Data centers are integral to modern data management, housing the infrastructure necessary for safe storage and processing of vast amounts of data. However, traditional data centers consume substantial amounts of electricity and contribute to environmental emissions due to their energy-intensive operations. Emerging technologies offer promising solutions to address these challenges, revolutionising the landscape of data management and sustainability.

Traditional Data Centers and Their Challenges

Data centers require extensive power supply cooling systems, backup power, and sophisticated control systems to ensure uninterrupted operations and optimise performance. The exponential growth in data volume has led to a significant increase in electricity consumption by data centers, posing environmental challenges and sustainability concerns. Recent reports highlight the alarming rise in energy consumption by data centers, with projections indicating a doubling of electricity usage by 2026,  reaching over 1,000TWh according to the International Energy Agency (IEA) report. For reference a single terrawatt-hour (TWH) is a value that is large enough to address the annual electricity requirements for entire countries, like Fiji and Barbados.
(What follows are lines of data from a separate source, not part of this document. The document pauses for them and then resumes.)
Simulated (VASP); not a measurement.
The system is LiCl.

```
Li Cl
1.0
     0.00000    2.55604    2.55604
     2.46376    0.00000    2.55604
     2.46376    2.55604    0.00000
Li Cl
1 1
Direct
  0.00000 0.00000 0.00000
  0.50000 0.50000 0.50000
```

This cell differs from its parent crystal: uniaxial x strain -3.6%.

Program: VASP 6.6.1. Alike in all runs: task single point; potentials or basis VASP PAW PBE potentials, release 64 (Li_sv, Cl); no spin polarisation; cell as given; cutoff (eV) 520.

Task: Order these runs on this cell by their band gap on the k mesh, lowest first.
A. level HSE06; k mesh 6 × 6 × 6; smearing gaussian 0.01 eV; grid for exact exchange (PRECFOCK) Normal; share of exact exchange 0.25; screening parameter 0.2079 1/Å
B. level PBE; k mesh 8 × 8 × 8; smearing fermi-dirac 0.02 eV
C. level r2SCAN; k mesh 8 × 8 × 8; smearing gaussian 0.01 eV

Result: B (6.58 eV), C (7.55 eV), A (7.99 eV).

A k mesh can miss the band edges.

Statistics on Data Centers

  • In the US, data centers are expected to consume 260TWh by 2026, representing six percent of all power use across the country.
  • Ireland’s data centers could account for 32 percent of all power consumption by 2026, compared to 17 percent in 2022, due to a high number of new builds planned.
  • The European Union’s energy efficiency directive mandates emissions reports for data centers larger than 500kW, highlighting the growing regulatory focus on sustainability in data management.
  • Data center operators are investing in more efficient cooling and heat reuse technologies to address energy consumption concerns and promote sustainability.

EO and Data Centers

Data centers play a crucial role in Earth Observation (EO) by managing the vast amounts of data generated by satellites and other sensors. They are responsible for the storage, processing, and distribution of this data, making it accessible for various applications. Data centers handle the initial reception of raw data, its transformation into usable formats, and its dissemination to researchers and decision-makers.

The total dataset size of Earth Observation images is nearing 1 exabyte! Storing this volume of data results in annual CO2 equivalent emissions exceeding 4,000 tonnes per year. Moreover, this data is replicated across nearly 200 data centers worldwide and is subsequently processed by thousands of entities globally. However, the majority of this data is essentially redundant. Approximately 50% of it comprises clouds, and over 99% of ocean imaging depicts merely empty water, lacking any interest.

Sustainable Solutions Through Edge AI and Onboard Processing

The emergence of Edge AI and onboard processing technologies presents transformative solutions to mitigate the environmental impact of traditional data centers. These technologies enable data processing to be performed directly on satellites, eliminating the need for extensive data storage and processing infrastructure on Earth. For example, Ubotica’s CogniSAT-6 solution processes data onboard, compresses files, and transmits them directly to users, bypassing the need for traditional data centers. By leveraging Edge AI and onboard processing, companies can reduce electricity consumption, minimise environmental footprint, and enhance data management efficiency.

The European Commission’s ASCEND program explores the feasibility of deploying data centers in Earth orbit, offering a visionary approach to sustainable data management and net-zero emissions.

The Promise of Sustainable Data Management

Sustainable data management practices, including Edge AI and onboard processing, offer significant benefits beyond environmental conservation. These solutions enhance data security, reduce latency, and optimise resource utilisation, improving overall operational efficiency. With the increasing focus on environmental sustainability and corporate responsibility, adopting sustainable data management practices becomes imperative for organisations worldwide. Legislation and regulatory initiatives aimed at curbing energy consumption and promoting sustainability in data management are gaining traction, driving industry-wide efforts towards greener practices. As data volumes continue to grow exponentially, embracing sustainable solutions will play a pivotal role in shaping the future of data management and mitigating environmental impact.